Faithful follow spiritual path
Slaying shines a spotlight on book of Mormon travel
For years, LDS Church members have traveled to locations in Central America to visit what they consider to be sacred ground.
Joseph L. Allen
OREM If Joseph Allen is right, Brett Richards was killed by modern-day Gadianton robbers near a place once known as the Land of Zarahemla.
But is Allen right? Are the ruins near Guatemalan towns remnants of a civilization described in the Book of Mormon, the canonized cornerstone of the LDS Church?
The answer, to be sure, depends on whom you ask.
For years, thousands of LDS Church faithful have flocked to poverty-stricken areas in Central America to visit what they consider to be sacred ground the so-called "Lands of the Book of Mormon."
These travelers spend considerable money and time participating in a religious pilgrimage designed to reaffirm their faith.
The reality, however, is that there is no way to verify the authenticity of these as the sites described in the Book of Mormon.
Members of The Church of Jesus Christ of Latter-day Saints believe the book was penned by ancient prophets who lived on the American continent more than 2,000 years ago.
LDS tour guides who shepherd groups through Mesoamerica particularly southern Mexico and Guatemala admit no one knows for sure if the events described in the Book of Mormon indeed occurred there. This has not deterred LDS tourists, however.
"It's not my right, nor calling, nor stewardship to proclaim any type of a geography statement on the Book of Mormon," says Allen, 69, who runs Book of Mormon Tours, an Orem-based company he founded more than 30 years ago that attracted worldwide attention with news of Richards' death.

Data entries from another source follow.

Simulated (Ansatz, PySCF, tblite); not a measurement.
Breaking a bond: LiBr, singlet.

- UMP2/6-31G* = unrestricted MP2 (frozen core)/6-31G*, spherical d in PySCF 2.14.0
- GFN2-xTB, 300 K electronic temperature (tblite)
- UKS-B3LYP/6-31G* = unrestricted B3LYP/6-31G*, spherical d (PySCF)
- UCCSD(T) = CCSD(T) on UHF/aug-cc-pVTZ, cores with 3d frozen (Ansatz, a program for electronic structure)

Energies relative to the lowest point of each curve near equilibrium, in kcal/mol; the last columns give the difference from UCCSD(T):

"To me, it's purely scientific. We do the best we know how with the evidence," said Allen, whose book "Sacred Sites: Searching for Book of Mormon Lands" includes a map that suggests where Book of Mormon cities and landmarks may have been located.
"You can't afford to be dogmatic in where places are, but you can afford to propose areas and explain the evidence that causes you to make that statement. It's a discovery process as opposed to a dogmatic process."
On Jan. 7, a member of one of Allen's tour groups, 52-year-old Richards, an Ogden architect, was killed during the armed ambush. Nothing like that, Allen says, had ever happened in all the years he has been traveling to Central America.
The attack brought the book's depiction of a nefarious gang to life in a terrifying way. The Gadianton robbers, as they are called in the Book of Mormon, pillaged and plundered as they roamed the land.